Rumsfeld Aides Seek Deep Personnel Cuts In Armed Forces to Pay For New Weaponry


    WASHINGTON—Aides to Defense Secretary Donald Rumsfeld are calling for deep personnel cuts to the Army, Navy, and Air Force in order to pay for new high-tech weaponry and missile defenses that are cornerstones of President Bush's plan to "transform the military."
    The proposal to reduce manpower—part of a congressionally mandated defense review due next month—calls for the Army to trim as many as 2.8 of its 10 divisions, or about 56,000 troops. The Air Force would lose as many as 16 of its 61 fighter squadrons, according to the plan, and the Navy would drop one or two of its 12 carrier battle groups, defense officials said. Mr. Rumsfeld and top generals of each military service were briefed on the recommendations for the first time yesterday.
    Any cuts are sure to provoke strong protests from both the military brass and Congress, which in recent weeks has insisted it won't allow reductions in force structure or weapons programs. Earlier this week 80 lawmakers sent a letter to Mr. Rumsfeld expressing "strong opposition" to possible cuts in the size of the Army.

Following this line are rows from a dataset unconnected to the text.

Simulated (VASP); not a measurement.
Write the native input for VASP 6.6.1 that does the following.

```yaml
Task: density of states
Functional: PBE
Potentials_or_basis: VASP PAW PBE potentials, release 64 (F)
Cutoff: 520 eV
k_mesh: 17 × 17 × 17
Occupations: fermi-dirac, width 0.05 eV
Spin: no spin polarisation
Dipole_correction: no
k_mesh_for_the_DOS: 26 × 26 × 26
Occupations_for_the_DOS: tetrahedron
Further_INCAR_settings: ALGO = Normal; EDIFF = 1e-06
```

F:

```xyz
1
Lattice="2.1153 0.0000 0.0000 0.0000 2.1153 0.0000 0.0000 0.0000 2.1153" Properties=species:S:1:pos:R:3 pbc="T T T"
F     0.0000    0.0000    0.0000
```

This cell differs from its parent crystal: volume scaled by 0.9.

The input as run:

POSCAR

    It isn't clear exactly which parts of the world would see the largest reduction in U.S. forces under the proposal presented to the secretary. "The assumption is that cuts would primarily come out of Europe," said one senior military official who was apprised of the review. In recent months defense officials have focused attention on Asia, which has fewer U.S. bases and more ground to cover compared with Europe, and hence greater need for longrange weapons systems called for by President Bush and Mr. Rumsfeld.
    Large cuts of U.S. troops in Europe would likely raise the anxieties of allies who have expressed concern that the Bush administration appears to be disengaging from Europe. Mr. Bush's foreign-policy team has devoted considerable energy to quelling those fears during his first six months in office.
    It also is far from clear that the cuts will ever even be proposed to Congress in their current state. Senior defense officials caution that the initial assessment, part of the defense secretary's congressionally mandated Quadrennial Defense Review, could change significantly before the report is submitted Sept. 30. "This is still a fluid situation," one defense official said.
    A separate review, conducted by Lt. Gen. Bruce Carlson and the staff of Gen. Hugh Shelton, chairman of the Joint Chiefs of Staff, recently reached a very different conclusion about the force structure needed to meet new strategic guidelines that Mr. Rumsfeld recently negotiated with senior military brass: It projected the services would need to stay the same size or even grow. Gen. Carlson's review also was presented to Mr. Rumsfeld yesterday.
    Few expected the Bush administration would consider such deep force cuts six months ago. But defense officials say the president's $1.35 trillion tax cut, combined with a slowing economy, have left little money for the kind of military transformation the administration hoped for. Senior defense officials also say they were surprised by the state of crumbling military infrastructure, which required far greater infusions of cash than was initially expected.
    With money tight, force cuts and infrastructure reductions through base closings have become critical elements of the administration's broader strategy to transform the military. The goal is to create a stealthier, more rapidly deployable force better suited to fight future battles.

    It is unclear exactly which weapons systems would see more money as a result of potential force-structure cuts. A defense official said the savings from the troop cuts could be used to pay for the administration's ambitious national missile-defense plan, which saw its 2002 budget increased 60% to about $8 billion. Spending on ground-, sea-, air- and space-based missile defenses is likely to rise significantly in future years if those systems prove their mettle.
    The force-structure cuts could also be used to increase the Pentagon's research-and-development spending on promising new weapons systems, battlefield sensors and unmanned aircraft. Savings also could be plowed into infrastructure improvements and salary increases for troops, a defense official said.
    If implemented, the reductions also could mean that more-traditional weapons systems—such as fighter jets, ships and tanks—could be bought in smaller numbers as the force shrinks.